It’s a loaded question that disguises itself in many forms. Eli’s version came in 2011 when the Super Bowl XLII MVP was asked if he thought he belonged in the same class as Tom Brady. Joe Flacco’s version came the following year when the Baltimore quarterback was asked where he thought he ranked among NFL quarterbacks. But no matter the shape in which the question presents itself, it’s always asking the same thing.
Are you an elite quarterback?
It’s a loaded question because we all presume to know the answer before the inquiry even takes place. No. It’s why nobody would ask Tom Brady, Peyton Manning, Drew Brees or Aaron Rodgers whether or not they are elite. We’re all already in agreement that they are.
We laughed when Joe Flacco said he was an elite quarterback. Well, guess who's laughing now?
But we ask Eli Manning and Joe Flacco because we think we win with whatever response they offer. Answer in the affirmative and everybody will laugh while pointing to your shortcomings. Respond in the negative and your confidence and swagger will be called into question, along with whether or not you possess the “it” factor that we’ll be hearing so much about over the next few months.
Eli and Flacco both said yes. We laughed. And then both quarterbacks went out and won the Super Bowl. It’s almost as if there was a new level of motivation that presented itself when both players were questioned regarding their place among the fraternity of professional quarterbacks.
We no longer doubt Eli Manning and Joe Flacco. But there are several quarterbacks in the NFL who we do question. We wonder whether or not they have what it takes to win the Big One. Whether or not their game has another gear we haven’t already witnessed.
By our count, there are six quarterbacks who could or should face the elite question in the near future. So we’ve gone ahead and assigned odds as to which guy will face it first.
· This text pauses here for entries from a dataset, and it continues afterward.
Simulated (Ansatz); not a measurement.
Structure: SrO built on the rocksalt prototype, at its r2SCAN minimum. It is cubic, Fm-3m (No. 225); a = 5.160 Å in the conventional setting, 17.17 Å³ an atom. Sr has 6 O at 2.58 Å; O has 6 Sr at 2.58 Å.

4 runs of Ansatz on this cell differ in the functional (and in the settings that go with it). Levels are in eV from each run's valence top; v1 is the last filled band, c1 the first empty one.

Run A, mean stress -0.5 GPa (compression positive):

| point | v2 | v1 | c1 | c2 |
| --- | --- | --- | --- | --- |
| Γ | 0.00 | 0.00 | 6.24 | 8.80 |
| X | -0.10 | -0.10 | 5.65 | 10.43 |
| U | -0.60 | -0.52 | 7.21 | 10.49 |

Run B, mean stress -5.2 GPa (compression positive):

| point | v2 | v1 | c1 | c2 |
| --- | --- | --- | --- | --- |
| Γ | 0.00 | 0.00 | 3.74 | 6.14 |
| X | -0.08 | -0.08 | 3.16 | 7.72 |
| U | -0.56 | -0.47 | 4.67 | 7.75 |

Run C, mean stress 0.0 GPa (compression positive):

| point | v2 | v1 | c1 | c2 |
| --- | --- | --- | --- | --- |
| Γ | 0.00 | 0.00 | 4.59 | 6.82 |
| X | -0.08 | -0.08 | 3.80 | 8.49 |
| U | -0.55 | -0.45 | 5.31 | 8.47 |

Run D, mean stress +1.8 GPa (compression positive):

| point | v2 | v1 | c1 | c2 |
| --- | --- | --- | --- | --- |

Quarterback: Matthew Stafford, Detroit Lions
Years pro: 4
Record as starter: 17-28 (.377)
I’ll say that within the next two years Stafford will become a prime candidate for this question, especially if Detroit can conjure up the magic that resulted in a postseason berth back in 2011. But with just 45 starts under his belt through four professional seasons—coupled with Detroit’s disastrous 4-12 campaign in 2012—it’s simply too soon for the media to put the Lions quarterback between the crosshairs. Stafford isn’t viewed as the problem in Detroit, he’s perceived as one of the team’s lone bright spots. That wasn’t always the case for Manning and Flacco.
Quarterback: Philip Rivers, San Diego Chargers
Years pro: 9
Record as starter: 70-42 (.625)
The Chargers sent Drew Brees packing in favor of Rivers. So far, it hasn't worked out.
This question would have been perfect for Rivers following the 2010 season when the San Diego signal-caller had just thrown for a career-high 4,710 yards and had lead his team into the postseason in five of the previous seven years. But the window to ask has passed. Rivers appears to be on the downside of his career after missing the playoffs in each of the past three seasons while committing almost as many turnovers (47) since 2011 as he’s thrown touchdown passes (53). Things could always change under new head coach Mike McCoy, but if a quarterback fails to prove elite during his first ten professional seasons, what’s the point of asking after that?
Quarterback: Jay Cutler, Chicago Bears
Years pro: 7
Record as starter: 51-42 (.548)
Did you know that Cutler’s led a team to the playoffs just one time during his seven-year career? That’s not elite. And that’s certainly not what the Chicago faithful were expecting when their current starting quarterback landed in town prior to the start of the 2009 season. Still, offensive line issues and a lack of firepower at the wide receiver position prior to Brandon Marshall’s arrival provide viable reasons as to why Cutler has been unable to guide the Bears to a February win. But with Marshall on the outside, Alshon Jeffery entering his second season and Chicago seemingly committed to upgrading the offensive line over the next few months, the onus shifts back to Cutler in 2013, making August the perfect time to ask if he’s elite.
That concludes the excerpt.